PyData Global 2022

Vaex: the perfect DataFrame Library for Python data apps
12-02, 19:30–20:00 (UTC), Talk Track I

Vaex is an incredibly powerful DataFrame library that allows one to work with datasets much larger than RAM on a single node. It combines memory mapping, lazy evaluations, efficient C++ algorithms, and a variety of other tricks to empower your off-the-shelf laptop and make it crunch through a billion samples in real time.
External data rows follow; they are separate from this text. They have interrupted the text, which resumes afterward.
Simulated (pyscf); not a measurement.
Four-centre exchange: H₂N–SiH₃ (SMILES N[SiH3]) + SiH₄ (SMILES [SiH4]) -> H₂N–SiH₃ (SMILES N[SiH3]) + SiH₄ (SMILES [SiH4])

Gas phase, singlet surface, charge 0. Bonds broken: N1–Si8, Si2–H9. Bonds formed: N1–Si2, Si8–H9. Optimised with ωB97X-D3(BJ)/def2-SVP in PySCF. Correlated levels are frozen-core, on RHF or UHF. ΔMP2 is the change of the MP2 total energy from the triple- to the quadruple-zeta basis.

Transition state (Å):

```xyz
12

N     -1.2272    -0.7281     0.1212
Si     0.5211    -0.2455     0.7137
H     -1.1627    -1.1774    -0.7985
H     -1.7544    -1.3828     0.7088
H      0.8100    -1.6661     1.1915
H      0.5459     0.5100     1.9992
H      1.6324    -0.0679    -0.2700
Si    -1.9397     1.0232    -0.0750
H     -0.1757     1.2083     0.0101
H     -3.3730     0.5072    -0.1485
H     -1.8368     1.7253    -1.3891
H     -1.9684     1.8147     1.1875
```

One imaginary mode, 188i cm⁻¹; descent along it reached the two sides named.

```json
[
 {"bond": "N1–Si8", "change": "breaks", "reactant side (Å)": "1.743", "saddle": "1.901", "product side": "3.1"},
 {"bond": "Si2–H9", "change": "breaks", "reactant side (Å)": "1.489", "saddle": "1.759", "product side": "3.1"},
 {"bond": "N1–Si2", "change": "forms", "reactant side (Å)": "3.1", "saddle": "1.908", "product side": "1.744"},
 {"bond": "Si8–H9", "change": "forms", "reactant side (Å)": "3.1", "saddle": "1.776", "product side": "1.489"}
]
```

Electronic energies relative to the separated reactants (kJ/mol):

A common use-case for Vaex is as a backend for data apps, especially if one needs to process, transform, and visualize a larger amount of data in real time. Vaex implements a number of features that have been specifically designed to improve performance of data hungry dashboards or apps, namely:
- caching
- async evaluations
- early stopping of operations
- progress bars

In this talk we will showcase how you can use these features to build efficient dashboards and data apps, regardless of the data app library you prefer using.


Working with datasets comprising millions or billions of samples is an increasingly common task, one that is typically tackled with distributed computing. Nodes in high-performance computing clusters have enough RAM to run intensive and well-tested data analysis workflows. More often than not, however, this is preceded by the scientific process of cleaning, filtering, grouping, and other transformations of the data, through continuous visualizations and correlation analysis. In today’s work environments, many data scientists prefer to do this on their laptops or workstations, as to more effectively use their time and not to rely on spotty internet connection to access their remote data and computation resources. Modern laptops have sufficiently fast I/O SSD storage, but upgrading RAM is expensive or impossible.

Applying the combined benefits of computational graphs, which are common in neural network libraries, with delayed (a.k.a lazy) evaluations to a DataFrame library enables efficient memory and CPU usage. Together with memory-mapped storage (Apache Arrow, HDF5) and out-of-core algorithms, we can process considerably larger data sets with fewer resources. As an added bonus, the computational graphs ‘remember’ all operations applied to a DataFrame, meaning that data processing pipelines can be generated automatically.

The computational efficiency of Vaex makes it a particularly good candidate for a backend of data hungry dashboards or data apps. In fact Vaex implements a variety of features that are specifically designed to help build efficient and memory-safe dashboards such as caching, async evaluations, fingerprinting, etc. With such features, one can build data intensive applications and even low-code tools while keeping the infrastructure cost and complexity lower. In this talk, we will present how one can take advantage of these special features of Vaex when building data applications.


Prior Knowledge Expected

Previous knowledge expected

Jovan is a senior data scientist at Tiqets, where he creates predictive models and recommender systems centered around the e-commerce domain. Working mostly with Python in the Jupyter/PyData ecosystem, he has considerable experience in creating dashboard, clustering analysis and predictive modeling. Jovan has a PhD in Astrophysics, is a co-founder of vaex.io, and is interested in novel machine learning technologies and applications.

Maarten Breddels is an entrepreneur and freelance developer/consultant/data scientist working mostly with Python, C++ and Javascript in the Jupyter ecosystem. Creator of Solara, ipyvolume and vaex, founder of Vaex.io and Solara. His expertise ranges from fast numerical computation, API design, to 3d visualization. He has a Bachelor in ICT, a Master and PhD in Astronomy, likes to code and solve problems.